Small quantities of sulfur, iron and cobalt are usually present, and sometimes the arsenic is largely replaced by antimony. Forms an isomorphous series with breithauptite (nickel antimonide).
When, in the medieval German Erzgebirge (ore mountains), a red mineral resembling copper-ore was found, the miners looking for copper could extract none from it, as it contains none. They blamed a mischievous sprite of German mythology, Nickel (similar to Old Nick) for besetting the copper (German: Kupfer): the mischievous Kupfernickel. This German equivalent of "copper-nickel" was used as early as 1694 (other old German synonyms are Rotnickelkies and Arsennickel).

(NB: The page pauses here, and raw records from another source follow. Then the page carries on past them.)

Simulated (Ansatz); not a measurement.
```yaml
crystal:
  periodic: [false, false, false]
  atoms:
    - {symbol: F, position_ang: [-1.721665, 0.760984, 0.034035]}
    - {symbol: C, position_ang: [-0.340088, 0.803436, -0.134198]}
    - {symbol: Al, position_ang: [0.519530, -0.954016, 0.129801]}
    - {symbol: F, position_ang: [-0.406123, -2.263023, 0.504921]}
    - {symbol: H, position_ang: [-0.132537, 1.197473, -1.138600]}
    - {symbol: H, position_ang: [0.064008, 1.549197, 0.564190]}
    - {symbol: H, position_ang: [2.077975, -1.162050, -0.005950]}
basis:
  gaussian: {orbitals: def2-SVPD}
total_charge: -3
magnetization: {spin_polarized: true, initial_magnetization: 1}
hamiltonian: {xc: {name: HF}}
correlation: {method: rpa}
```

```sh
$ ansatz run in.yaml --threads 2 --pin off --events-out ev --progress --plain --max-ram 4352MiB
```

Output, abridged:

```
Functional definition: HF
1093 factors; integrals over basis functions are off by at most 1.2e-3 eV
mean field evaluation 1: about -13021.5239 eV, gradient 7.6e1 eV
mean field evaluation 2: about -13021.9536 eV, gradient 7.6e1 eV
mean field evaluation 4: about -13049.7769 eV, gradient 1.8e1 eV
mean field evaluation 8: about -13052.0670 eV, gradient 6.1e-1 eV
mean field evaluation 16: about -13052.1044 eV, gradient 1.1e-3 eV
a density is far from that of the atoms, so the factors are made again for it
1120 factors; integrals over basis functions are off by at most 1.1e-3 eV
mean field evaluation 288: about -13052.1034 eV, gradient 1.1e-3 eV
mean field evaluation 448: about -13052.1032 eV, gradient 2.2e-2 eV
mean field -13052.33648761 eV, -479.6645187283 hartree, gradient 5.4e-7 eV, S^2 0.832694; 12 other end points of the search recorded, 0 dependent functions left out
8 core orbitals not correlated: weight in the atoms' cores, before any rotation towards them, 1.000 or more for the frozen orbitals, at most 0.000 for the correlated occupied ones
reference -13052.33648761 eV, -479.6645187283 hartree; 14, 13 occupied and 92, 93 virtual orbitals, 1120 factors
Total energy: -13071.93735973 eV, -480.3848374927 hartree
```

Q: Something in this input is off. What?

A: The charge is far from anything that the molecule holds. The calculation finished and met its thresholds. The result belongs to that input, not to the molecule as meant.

In 1751, Baron Axel Fredrik Cronstedt was attempting to extract copper from kupfernickel mineral, and obtained instead a white metal that he called after the spirit, nickel. In modern German, Kupfernickel and Kupfer-Nickel designates the alloy Cupronickel.
The names nickeline (F. S. Beudant, 1832) and niccolite (J. D. Dana, 1868) refer to the presence of nickel (Lat. niccolum).
The main compound within nickeline, nickel arsenide (NiAs), can be prepared by direct combination of the elements:
Ni(s) + As(s) → NiAs(s)
Nickeline is formed by hydrothermal modification of ultramafic rocks and associated ore deposits, and may be formed by replacement of nickel-copper bearing sulfides (replacing pentlandite, and in association with copper arsenic sulfides), or via metasomatism of sulfide-free ultramafic rocks, where metasomatic fluids introduce sulfur, carbonate, and arsenic. This typically results in mineral assemblaged including millerite, heazelwoodite and metamorphic pentlandite-pyrite via sulfidation and associated arsenopyrite-nickeline-breithauptite.
Associated minerals include: arsenopyrite, barite, silver, cobaltite, pyrrhotite, pentlandite, chalcopyrite, breithauptite and maucherite. Nickeline alters to annabergite (a coating of green nickel arsenate) on exposure to moist air.
Most of these minerals can be found in the areas surrounding Sudbury and Cobalt, Ontario. Other localities include the eastern flank of the Widgiemooltha Dome, Western Australia, from altered pentlndite-pyrite-pyrrhotite assemblages within the Mariners, Redross and Miitel nickel mines where nickeline is produced by regional Au-As-Ag-bearing alteration and carbonate metasomatism. Other occurrences include within similarly modified nickel mines of the Kambalda area.
The unit cell of nickeline is used the prototype of a class of solids with similar crystal structures. Compounds adopting the NiAs structure are generally the chalcogenides, arsenides, antimonides and bismuthides of transition metals. Members of this group include cobalt(II) sulfide and iron(II) sulfide.
The following are the members of the nickeline group:
Nickeline is rarely used as a source of nickel due to the presence of arsenic, which is deleterious to most smelting and milling techniques. When nickel sulfide ore deposits have been altered to produce nickeline, often the presence of arsenic renders the ore uneconomic when concentrations of As reach several hundred parts per million. However, arsenic bearing nickel ore may be treated by blending with 'clean' ore sources, to produce a blended feedstock which the mill and smelter can handle with acceptable recovery.
The primary problem for treating nickeline in conventionally constructed nickel mills is the specific gravity of nickeline versus that of pentlandite. This renders the ore difficult to treat via the froth flotation technique. Within the smelter itself, the nickeline contributes to high arsenic contents which require additional reagents and fluxes to strip from the nickel metal.